After spending a few weeks studying game tapes, I'm impressed by the diversity of two-tight end packages that appear in the NFL. Teams like the Chargers, Cowboys, Colts, and Patriots have devised countless formations based around a simple personnel grouping: two tight ends, two receivers, and a running back.
Graphing all of the variations would take hours and make this page scroll down forever: the two tight ends can line up on the same side or on opposite sides of the offensive line. Similarly, the receivers can be split or aligned to one side. Various types of "trips" formations can be designed using two tight ends and a receiver or two receivers and a tight end. Of course, receivers like Antonio Gates often line up in the slot, while the Cowboys sometimes use their tight ends as fullbacks. The formations sometimes seem as unique as snowflakes.
|Figure 1: Split Tight End Formation|
Let's take a closer look at two alignments that have cropped up frequently during tape study. Figure 1 shows a formation that the Chargers and Cowboys frequently use. The initial alignment floods the left side of the formation with three eligible receivers, and no one split wide at the far side of the field. But pre-snap, the right tight end splits wide. Suddenly, what looked like a balanced run-pass formation looks much more like a passing formation. Defenses that place a safety over the right tight end as a force defender can be set up for a mismatch using this shift; most safeties cannot cover Gates or Jason Witten in space.

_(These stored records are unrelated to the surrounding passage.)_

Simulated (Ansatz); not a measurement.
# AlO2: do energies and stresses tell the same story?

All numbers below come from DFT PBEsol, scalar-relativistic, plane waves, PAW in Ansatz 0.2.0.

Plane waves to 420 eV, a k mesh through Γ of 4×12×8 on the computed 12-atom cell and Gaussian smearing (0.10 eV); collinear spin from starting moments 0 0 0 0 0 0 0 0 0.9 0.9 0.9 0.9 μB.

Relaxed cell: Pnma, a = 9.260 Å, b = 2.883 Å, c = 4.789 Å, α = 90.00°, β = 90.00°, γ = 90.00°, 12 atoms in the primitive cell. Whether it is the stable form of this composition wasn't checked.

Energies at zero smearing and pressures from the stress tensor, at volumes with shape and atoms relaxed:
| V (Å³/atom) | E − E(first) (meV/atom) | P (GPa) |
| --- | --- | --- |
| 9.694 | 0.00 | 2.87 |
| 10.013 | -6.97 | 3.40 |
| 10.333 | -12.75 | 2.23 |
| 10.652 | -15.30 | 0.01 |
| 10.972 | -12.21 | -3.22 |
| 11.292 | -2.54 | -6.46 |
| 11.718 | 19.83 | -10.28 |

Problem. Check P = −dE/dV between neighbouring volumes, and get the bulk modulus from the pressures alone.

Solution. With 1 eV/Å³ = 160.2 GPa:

|Figure 2: Ace Tight Formation|
Figure 2 shows another formation that several teams are using. This one has also worked its way into video games in recent years, where it is called "Ace Tight." It looks like a vanilla formation, with the tight ends and receivers split, but notice how close the receivers are to the offensive line. They are practically wingbacks, just a few yards to the left and right of the box. The receivers in this formation are in great position to block for counters and off-tackle runs, but that's not why Ace Tight is gaining popularity. These "tight" receivers are in great position to attack the weaknesses in two-deep coverage schemes. One receiver's route options are shown in the diagram. A cornerback aligned head-up on the receiver is vulnerable to a corner route, while a cornerback with a wider split (one who may have zone responsibilities) is vulnerable to a hitch. The tight formation gives the receiver extra room to run after he makes his break on the corner route or other sideline routes. In a few paragraphs, we'll see how the Patriots use this principle to isolate tight end Ben Watson against a safety.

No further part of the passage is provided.